(357q) Elucidating Structure-Property Relationships at Metal-Metal Oxide Interfaces for Heterogeneous Catalysis. | AIChE

(357q) Elucidating Structure-Property Relationships at Metal-Metal Oxide Interfaces for Heterogeneous Catalysis.

Authors 

Sawant, K. - Presenter, Purdue University
Research Summary

Interfaces between metals and oxides play an important role in applications ranging from catalysis to microelectronics. In heterogeneous catalysis, oxides are widely used as supports for transition metal nanoparticles. These catalytic systems have found applications in diverse areas, from energy production to abatement of the consequential pollution. The metal-metal oxide interface is highly complex and can fundamentally change the catalytic properties of the system. In the current study, periodic density functional theory (DFT) calculations, along with surface science experiments from collaborators group are carried out to systematically study the molecular-level underpinnings of the metal-metal oxide interface.
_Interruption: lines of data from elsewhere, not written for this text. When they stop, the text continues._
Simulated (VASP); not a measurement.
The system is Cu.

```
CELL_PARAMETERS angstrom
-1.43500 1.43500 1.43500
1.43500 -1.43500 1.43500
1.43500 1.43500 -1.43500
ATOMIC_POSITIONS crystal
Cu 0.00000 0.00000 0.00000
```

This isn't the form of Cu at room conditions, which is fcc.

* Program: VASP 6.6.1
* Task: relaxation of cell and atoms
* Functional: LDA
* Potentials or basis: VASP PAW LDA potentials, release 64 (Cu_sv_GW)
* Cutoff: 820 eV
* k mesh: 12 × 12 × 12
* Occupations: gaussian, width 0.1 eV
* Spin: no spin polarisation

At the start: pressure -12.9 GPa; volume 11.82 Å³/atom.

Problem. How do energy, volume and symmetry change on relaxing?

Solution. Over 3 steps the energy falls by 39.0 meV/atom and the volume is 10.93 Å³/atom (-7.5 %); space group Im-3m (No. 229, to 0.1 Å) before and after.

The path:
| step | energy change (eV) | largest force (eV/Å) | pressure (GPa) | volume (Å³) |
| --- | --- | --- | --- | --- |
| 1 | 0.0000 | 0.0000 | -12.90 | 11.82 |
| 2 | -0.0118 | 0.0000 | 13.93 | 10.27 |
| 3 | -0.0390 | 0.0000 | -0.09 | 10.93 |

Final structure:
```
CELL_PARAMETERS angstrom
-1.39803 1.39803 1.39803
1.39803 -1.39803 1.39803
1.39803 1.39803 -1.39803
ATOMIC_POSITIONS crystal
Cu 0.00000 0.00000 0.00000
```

Methods: We developed a novel thermodynamic formalism that, in contrast to preexisting methods in the field, allows a more accurate comparison of DFT predicted structures and energetics with experiments where ultrathin films are grown on single crystal surfaces. The formalism allows certain species to be treated canonically, while the remaining species are represented by bulk reservoirs. Further, we developed an enumeration scheme to generate all possible non pseudomorphic and off stoichiometric ultrathin film structures on top of defined substrates. Finally, we developed a machine learning accelerated ab initio molecular dynamics scheme to study the effect of solvent at the metal-interface. The combination of these methods allowed us to perform detailed study of metal oxide encapsulated/doped metal nanoparticles and provide insights into the Strong Metal Support Interactions (SMSI) phenomena.

Strong Metal Support Interactions: Since its discovery about forty years ago, the mechanistic origins of SMSI, wherein metal nanoparticles supported on oxides are believed to be partially covered by reduced oxide films, remain elusive. Using the ZnO/Pd as a model system we proposed that the overlayers on SMSI catalysts can be bimetallic alloys or partially reduced oxides depending on gas phase conditions, coverage of oxide on the surface, and surface chemical potentials of reacting species. The methodology developed in our study is essential to make meaningful predictions of the state of the SMSI catalysts. In order to facilitate comparisons between disparate systems, we introduce new scaling relationships between oxide film formation and combination of oxide cation and anion adsorption energies. The scaling relationships held valid for a variety of oxy-hydroxy films. Moreover, they were qualitatively similar for high index surface terminations. The scaling relationships can be combined with ab initio phase diagram schemes to predict which metal surfaces are likely to promote SMSI under realistic industrial conditions.

Generalized Bonding Model: We observed that the scaling relationships of certain ultrathin oxide films don’t follow traditional bond order conservation principles. The discrepancy was attributed to changes in the oxidation states of the films’ metal cations and the bonding environment. In order to account for the changing film-substrate bonding, we introduce a more generalized bonding model. The predictive power of the model was demonstrated for ultrathin films previously studied in the literature.

Reactions at Metal-Metal Oxide Interface: We observed that the ultrathin oxide films and nanostructure oxide moieties exhibit properties completely different from their bulk counterpart. Further, certain structures like ZnOxHy and MoOxHy can alter the adsorption properties of the underlying substrates. Using DFT calculations and surface science experiments we found that Zn6H5O5 films and MoO4H moieties can change the adsorption energy of CO and OH species respectively on bare Pt(111). These changes have favorable implications for industrially relevant reactions like oxygen reduction reaction (ORR). The origin of these changes can be traced either to charge transfer or strain developed due to lattice mismatch and ultimately depends on the type of oxide. We are in the process of developing a more generalized model for these observations.

Research Interests

I am primarily interested in developing methods to study complex materials and reactions with focus on providing solutions to technical problems pertaining to sustainability. The growing advances in computational capabilities has opened the doors to high throughput data generation and analysis. However, it is still difficult to leverage these capabilities towards complex systems like metal-metal oxide interfaces due to lack of physical understanding and apparent difficulties in data generation. Therefore, there is a growing need to develop new tools which embrace the complexity of these systems.